Jose James: Love is the Voice of Protest

By Estefanía Romero

Versión en español

The singer of this new jazz era, who mixes lots of hip hop, R&B and pop, and whose voice is already known all over the planet, came for the first time to Mexico, to sing us in the  Lunario del Auditorio Nacional. Thanks to that, I had the great chance to talk to him about art, music, and his life as a new jazz singer. The result was incredible.



I think it is very difficult for an artist to find its own identity. Even more, maybe, for a singer. So how did you find yours? Your own sound.

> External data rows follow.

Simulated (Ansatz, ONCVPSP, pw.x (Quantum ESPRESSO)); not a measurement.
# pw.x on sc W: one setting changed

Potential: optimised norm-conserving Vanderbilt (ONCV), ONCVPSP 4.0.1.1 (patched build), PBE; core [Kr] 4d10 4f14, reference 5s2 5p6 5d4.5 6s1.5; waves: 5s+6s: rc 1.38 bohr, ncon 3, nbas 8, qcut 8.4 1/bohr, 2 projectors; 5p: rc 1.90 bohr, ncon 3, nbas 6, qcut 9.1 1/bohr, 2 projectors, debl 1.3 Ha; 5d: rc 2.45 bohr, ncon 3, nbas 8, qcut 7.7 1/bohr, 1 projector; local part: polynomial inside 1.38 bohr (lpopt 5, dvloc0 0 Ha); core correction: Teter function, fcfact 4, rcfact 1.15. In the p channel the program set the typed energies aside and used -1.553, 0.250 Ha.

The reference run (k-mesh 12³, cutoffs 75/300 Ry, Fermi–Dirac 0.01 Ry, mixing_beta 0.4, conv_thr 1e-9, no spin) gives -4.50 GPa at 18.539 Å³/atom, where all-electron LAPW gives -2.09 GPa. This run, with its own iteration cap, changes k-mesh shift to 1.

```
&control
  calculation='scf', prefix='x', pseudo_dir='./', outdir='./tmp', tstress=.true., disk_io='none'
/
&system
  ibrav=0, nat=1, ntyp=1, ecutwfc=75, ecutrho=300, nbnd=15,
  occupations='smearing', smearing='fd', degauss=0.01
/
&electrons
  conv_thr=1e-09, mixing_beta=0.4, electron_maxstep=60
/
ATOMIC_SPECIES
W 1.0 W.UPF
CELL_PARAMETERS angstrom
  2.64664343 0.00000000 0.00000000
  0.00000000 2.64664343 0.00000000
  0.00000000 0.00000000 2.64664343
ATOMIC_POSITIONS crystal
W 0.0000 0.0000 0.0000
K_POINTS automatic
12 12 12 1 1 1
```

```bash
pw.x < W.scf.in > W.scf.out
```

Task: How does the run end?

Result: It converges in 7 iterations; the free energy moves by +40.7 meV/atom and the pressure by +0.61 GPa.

I don’t think I’ve found it yet. I am experimenting with a lot of sounds and I think it is a complicated question because every singer has the sound of their voice already, you were born with it, you can’t really change it. And actually, it took me a long time to like the way I sing, but once I stopped fighting my sound, then… mentally, physically everything kind of flows. So, I think people follows my music styles because my voice sounds kind of the same whether is jazz, R&B, soul, hip hop, whatever. But I haven’t found my like… my sound yet, I think.

Because it is very impressive, I mean, you are very young and… actually, I want to know what is your story because becoming famous in New York is actually pretty difficult but now you are travelling all around the world. How did that happen?

How much time do you have?

Haha! All the time you want.

“I am from Minneapolis, which most people know from Prince, and… any Janet Jackson fans know that Jimmy Jam and Terry Lewis also produced a lot of her hits there. Minneapolis is a great town for a lot of different styles of music. Right now hip hop is big there. When I was growing up, obviously Prince, Minneapolis funk was big, and then indie rock became big and jazz has kind of always been big between there and Chicago. So it was a cool place to grow up.

I knew I wanted to go to New York to try to get a record deal. It was always my dream to be on Blue Note Records, I was looking at their album covers and think ‘someday I’m going to be on that label’. I moved to New York a couple of times, it took me a while to connect with people. You know? You have probably heard this a lot but, if you are good at home you are average in New York, so you realize about that and I think it´s more like an ego adjustment, because you think ‘I’m gonna show up in New York and everyone is gonna love me’, and nobody cares because everybody is that good, so you have to be even more unique. So, I think New York really forced me to sort of define who I was, and pretty early on I realized I wasn’t only about just jazz standards. I gave for my first album The Dreamer all originals except for one cover, which is Freestyle Fellowship a hip hop cover song so pretty wild disco, but focused on what I wanted to do, which was to combine genres together.”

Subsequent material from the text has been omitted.